We need to keep this in the centre of our thoughts, and not shove it to the side saying, Oh, racism, thats all over with and now we can all be the same. We have to keep the conversation going about the central role of racism, understanding the way it has impacted on politics, on aesthetic life, cities, on national states, and the representation of the modern world. Only then will I be happy to start these conversations about our all being the same. We cannot do one without the other, and I would not want to do one without the other.
PG Absolutely. They have to go together.
AB So youre not denying the existence of race in order to get on with the job of planetary humanism?
PG No, but from my perspective it is racism rather than any integral natural difference that makes race meaningful.
AB But how do you distinguish your planetary humanism from what you might call classic liberal individualism, which treats race as a kind of false consciousness? The two have a similar ring; is this the provocation?
PG The point of my provocation is this: the question of race needs to become part of an argument over where liberalism is going at this moment and what it is going to become. This is what I am saying. Some liberal voices in the debate over multiculture will ship in race to perform a certain kind of function in their analysis, and then ship it back out again. Michael Walzer does this and so does Charles Taylor in a different Canadian way. Neither of them says much about the bequest of anti-black racism or slavery to the present, or the history of colonial exploitation.

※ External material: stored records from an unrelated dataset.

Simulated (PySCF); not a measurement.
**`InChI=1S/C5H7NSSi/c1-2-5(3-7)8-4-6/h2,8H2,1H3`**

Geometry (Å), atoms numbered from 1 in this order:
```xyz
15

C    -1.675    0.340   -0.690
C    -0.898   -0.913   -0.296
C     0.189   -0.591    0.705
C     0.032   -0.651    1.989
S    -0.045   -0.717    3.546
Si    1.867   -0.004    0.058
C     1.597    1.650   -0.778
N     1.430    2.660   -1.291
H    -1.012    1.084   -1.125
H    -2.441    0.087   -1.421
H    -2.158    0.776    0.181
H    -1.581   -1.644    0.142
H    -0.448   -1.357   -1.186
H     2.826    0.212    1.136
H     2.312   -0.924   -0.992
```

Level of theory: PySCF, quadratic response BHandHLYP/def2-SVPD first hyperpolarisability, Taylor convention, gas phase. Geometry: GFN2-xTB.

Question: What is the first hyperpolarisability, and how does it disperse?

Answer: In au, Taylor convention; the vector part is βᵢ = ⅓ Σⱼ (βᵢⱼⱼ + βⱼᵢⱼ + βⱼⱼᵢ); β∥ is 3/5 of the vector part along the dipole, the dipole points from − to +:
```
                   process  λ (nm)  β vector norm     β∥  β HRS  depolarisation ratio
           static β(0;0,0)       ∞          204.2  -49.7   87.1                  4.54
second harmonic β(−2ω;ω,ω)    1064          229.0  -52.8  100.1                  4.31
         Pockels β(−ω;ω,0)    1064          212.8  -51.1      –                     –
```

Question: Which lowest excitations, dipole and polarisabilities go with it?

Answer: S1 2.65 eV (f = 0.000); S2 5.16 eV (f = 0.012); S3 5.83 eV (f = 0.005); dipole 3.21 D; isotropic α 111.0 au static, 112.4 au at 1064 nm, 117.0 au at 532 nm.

They are developing what might be termed a habitable liberalism. Its critique of classic, economic liberal individualism is one that I share. But from my perspective it is not complete. They find it impossible to speak either about the impact of racism historically, or about its contemporary political significance. Their pieties about cosmopolitan and tolerant societies are no substitute for a more open engagement with the problem of racial hierarchies.
Perhaps there is an even more difficult challenge: I think there has to be a different kind of language of the public good in this project. It needs to go beyond the languages of citizenship, which are available on the shelf. I hope that a larger confrontation with the history of the damage done by race thinking to traditions of political reflection will mean that some different conceptions of planetary or trans-local citizenship will be imagined. The life of someone wrapped up in all the riches of the overdeveloped world should really count for the same as the life of someone who doesnt have water and electricity in the South.
If you can think this through, it changes your notions of citizenship, entitlement, obligation, mutuality. The way that race has functioned in the history of imperial and colonial power takes us to the limits of that political vocabulary, showing how materialist and idealist explanations might be expected to coexist under the sign of race. After all, race has the magical power to bring irrationality and rationality together.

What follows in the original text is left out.